To frame this desire, or obsession for exotic food with moral danger, Tanisaki mentions negative addiction people may have to face if overly pursuing unorthodox pleasure in his narrative. When talking about the gambling activity the gourmet club members usually have, the narrator states that “they would gather…and spend their afternoons mostly in gambling…from boar-deer-butterfly to… five hundred, they play an endless variety of betting games… (100)”. By introducing the other activity the club members have with an objective language, Tanisaki stimulates readers to think about the connections between gambling and food-hunting. Clearly, the obsession with unusual food is similar to the addiction to gambling and may have negative effects on their life. Besides causing healthy and financial crisis, the endless desire for owning exotic experience and pleasure will cause people to be consumed and controlled by their desire.

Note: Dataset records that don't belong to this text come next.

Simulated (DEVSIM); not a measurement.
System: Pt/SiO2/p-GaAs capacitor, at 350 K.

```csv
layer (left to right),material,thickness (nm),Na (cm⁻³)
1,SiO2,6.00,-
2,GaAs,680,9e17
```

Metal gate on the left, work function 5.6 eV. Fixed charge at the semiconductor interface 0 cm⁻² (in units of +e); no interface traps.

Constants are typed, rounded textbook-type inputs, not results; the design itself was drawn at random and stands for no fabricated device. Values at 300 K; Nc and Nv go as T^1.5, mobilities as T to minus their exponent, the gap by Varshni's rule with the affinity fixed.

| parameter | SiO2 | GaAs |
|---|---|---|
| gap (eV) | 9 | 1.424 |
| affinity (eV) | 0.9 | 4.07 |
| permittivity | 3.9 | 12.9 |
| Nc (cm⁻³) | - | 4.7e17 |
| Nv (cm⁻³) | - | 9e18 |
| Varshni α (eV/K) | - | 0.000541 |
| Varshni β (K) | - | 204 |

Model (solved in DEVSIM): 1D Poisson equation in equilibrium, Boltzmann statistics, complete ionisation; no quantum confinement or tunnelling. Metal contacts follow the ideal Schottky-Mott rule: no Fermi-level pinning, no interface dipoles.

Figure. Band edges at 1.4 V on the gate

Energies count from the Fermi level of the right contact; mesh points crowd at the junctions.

This conclusion is noteworthy if we consider how desire expands with the increase of opportunities during the early westernization of Japan. Driven by extreme obsession with unusual pleasure coming from foreign land, people never ceased to pursue the more exotic. Gradually, as what the narrator states at the end —- “To all appearances, the members no longer merely ‘taste’or ‘eat’ fine cuisine, but are ‘consumed’ by it. “ After all, although the Chinese banquet Count G. makes for the club may never turn to an end, the dangerous greediness will finally bring these people to crisis, no matter physically or mentally.
Reference:
Junichiro Tanisaki (1919). The Gourmet Club.